In July 2014, Page notified Southwest Marine that it was considering Liberty in default and sought payment of the bond amounts. In its response, Southwest Marine asked Page to provide it with a copy of the subdivision construction agreement referenced in the bonds, any amendments to the agreement, and other relevant documents. Page did not respond to the request or provide the construction agreement or other requested documents.

Liberty's sole member, Ryan Aikin, informed Southwest Marine that Liberty and Trinity County never actually entered into a construction agreement. At the time Liberty procured the bonds, Aikin believed that Liberty and Trinity County would enter into a construction agreement, at a later date, which would provide the infrastructure improvement specifications, the terms and conditions of performance, and the terms of default. According to Aikin, the values assigned to the improvements in the bonds were based upon estimated budgets created by Liberty and a consultant, and Trinity County was not involved in the process of determining the values.
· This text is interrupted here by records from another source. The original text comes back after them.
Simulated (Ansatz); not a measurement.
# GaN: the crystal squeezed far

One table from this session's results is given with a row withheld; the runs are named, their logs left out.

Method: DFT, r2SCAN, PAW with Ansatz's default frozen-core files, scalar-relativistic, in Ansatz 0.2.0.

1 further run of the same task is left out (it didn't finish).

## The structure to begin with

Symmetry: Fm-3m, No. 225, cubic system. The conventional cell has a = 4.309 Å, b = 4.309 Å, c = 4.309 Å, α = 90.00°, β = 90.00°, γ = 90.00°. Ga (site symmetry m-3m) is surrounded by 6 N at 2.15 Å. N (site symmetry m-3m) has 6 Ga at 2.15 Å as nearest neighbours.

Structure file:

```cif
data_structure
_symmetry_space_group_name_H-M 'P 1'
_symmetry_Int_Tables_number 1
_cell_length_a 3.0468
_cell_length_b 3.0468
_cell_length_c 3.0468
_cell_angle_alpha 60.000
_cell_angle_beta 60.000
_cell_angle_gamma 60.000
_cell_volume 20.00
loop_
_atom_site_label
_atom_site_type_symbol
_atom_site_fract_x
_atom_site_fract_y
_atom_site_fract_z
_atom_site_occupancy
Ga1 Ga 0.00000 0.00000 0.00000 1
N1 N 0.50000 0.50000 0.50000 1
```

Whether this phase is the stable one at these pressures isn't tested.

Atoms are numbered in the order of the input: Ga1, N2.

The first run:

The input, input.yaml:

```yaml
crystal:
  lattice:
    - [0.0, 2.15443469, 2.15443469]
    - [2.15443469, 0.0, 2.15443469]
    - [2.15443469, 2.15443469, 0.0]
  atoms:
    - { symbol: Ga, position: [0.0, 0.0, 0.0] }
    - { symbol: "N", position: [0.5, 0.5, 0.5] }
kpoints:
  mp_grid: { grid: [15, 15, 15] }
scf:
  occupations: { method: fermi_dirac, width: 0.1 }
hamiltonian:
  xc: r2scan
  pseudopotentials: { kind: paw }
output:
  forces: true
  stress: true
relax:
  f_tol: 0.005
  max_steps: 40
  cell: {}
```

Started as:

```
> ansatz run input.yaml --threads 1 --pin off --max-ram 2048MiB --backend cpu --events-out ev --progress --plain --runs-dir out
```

In June 2015, Page sent Southwest Marine a letter stating that Liberty was in default and demanded Southwest Marine pay on the bonds in the amount of $1, 101, 600.00. Southwest Marine did not pay the funds, and Page sued Liberty and Southwest Marine for breach of contract. In March 2019, Southwest Marine moved for traditional and no evidence summary judgment arguing that it was not liable on the bonds because Page produced no evidence that an enforceable contract was ever formed between Trinity County and Liberty and because Page produced no evidence of damages. The trial court granted Southwest Marine's motion without specifying its reasoning. Thereafter, Liberty moved for summary judgment on the same grounds asserted by Southwest Marine which the trial court also granted. Page filed a motion for new trial which was overruled by operation of law. This appeal followed.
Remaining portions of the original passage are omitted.